As a playwright, were there any other models for Millwood Outpost, or did you see yourself as working in any other particular genre or tradition?

I don’t know that there are any [other] models that I was thinking of for this play. I know I enjoy plays where there are strange, unexpected things going on that point to a bigger universe or dimension. I can think of plays by Mac Wellman, Conor McPherson, Sam Shepard, Will Eno, Erin Courtney, Carson Kreitzer, Anne Washburn, and others. I like plays in which there are not only elements of the theatrical experience in terms of light and sound and strange story elements, but also in the language itself, like Harold Pinter and the patter, unanswered questions, and bizarre situations people find themselves in, as well as the equally bizarre or understated reactions to the predicament.

What has the process been like so far of working with director Rachel Zake and the rest of the cast and staff?

I’ve had a wonderful experience working on the play. Rachel is smart, professional, and demanding. Her process of getting to dramatic moments in the play has been exciting to watch and has drawn my attention to aspects of the play that I either hadn’t noticed or that I hadn’t focused on. She can really see what’s in the script and figure out how to get it out of the actors for everyone to see and experience, which I think is great. Rachel has an eagle-eye for detail and makes actors stay focused when things get a bit…unfocused during rehearsals, which can happen. Rachel’s the first director of this play, which takes a special type of creativity and imagination. 

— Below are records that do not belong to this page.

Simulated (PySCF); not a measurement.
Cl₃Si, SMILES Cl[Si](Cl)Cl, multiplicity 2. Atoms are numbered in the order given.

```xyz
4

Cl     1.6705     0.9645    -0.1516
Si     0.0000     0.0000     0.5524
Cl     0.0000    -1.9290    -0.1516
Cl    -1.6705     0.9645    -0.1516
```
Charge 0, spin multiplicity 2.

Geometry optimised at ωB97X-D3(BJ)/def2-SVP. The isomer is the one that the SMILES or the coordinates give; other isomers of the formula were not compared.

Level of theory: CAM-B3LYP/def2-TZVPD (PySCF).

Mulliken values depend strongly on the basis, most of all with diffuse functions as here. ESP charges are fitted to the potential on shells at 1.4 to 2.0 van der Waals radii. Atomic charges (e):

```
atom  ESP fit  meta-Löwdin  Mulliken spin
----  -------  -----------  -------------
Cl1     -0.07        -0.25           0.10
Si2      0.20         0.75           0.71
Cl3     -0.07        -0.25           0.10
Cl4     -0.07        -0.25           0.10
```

The actors have been great, too. Sean has brought a stern, ferocity to the character of Rollo. Joe has dredged up a truly mean-spirited Digger which he, literally, spits out. August brings out the no-nonsense dignity of a man who just wants to get his work done and go home. Zach brings an energy and truthfulness to the character of Nick, which is a critically necessary foil to the men at ODOT. Mugs is doing fantastic as an earnest and naive high school grad who is being initiated into something he may want to avoid. 

[I’m playing] the role of Dad and I won’t speak about the process of working with myself because it’s rotten. (Laughs.) I’ll let others answer that question. We also have Juliette Regnier as The Voice, and she does a wonderful job as the ominous expression of doom coming through the radio, striking fear in the hearts of the men.

In addition to being the playwright, you’re also the Managing Director of the company, Playwrights Local. What do you think is the value of this type of new work to the community?

When a group of us founded Playwrights Local in 2015, we wanted to be a theater committed to staging the work of local playwrights. At the time, there were virtually no theaters producing the work of local playwrights on their main stage. There are plenty of theaters around that will run some staged readings or some other small things, but they don’t put local plays on their main stage. The consequence of this is that the plays that come into town are written by people from other cities and other states whose interests and concerns don’t reflect those here in Cleveland. Another consequence is the lack of production of local playwrights creates a huge hole in the theater scene. The people of Northeast Ohio, believe it or not, actually do have something to say, and often have a pretty interesting manner of saying it. That should be represented on the stages in town.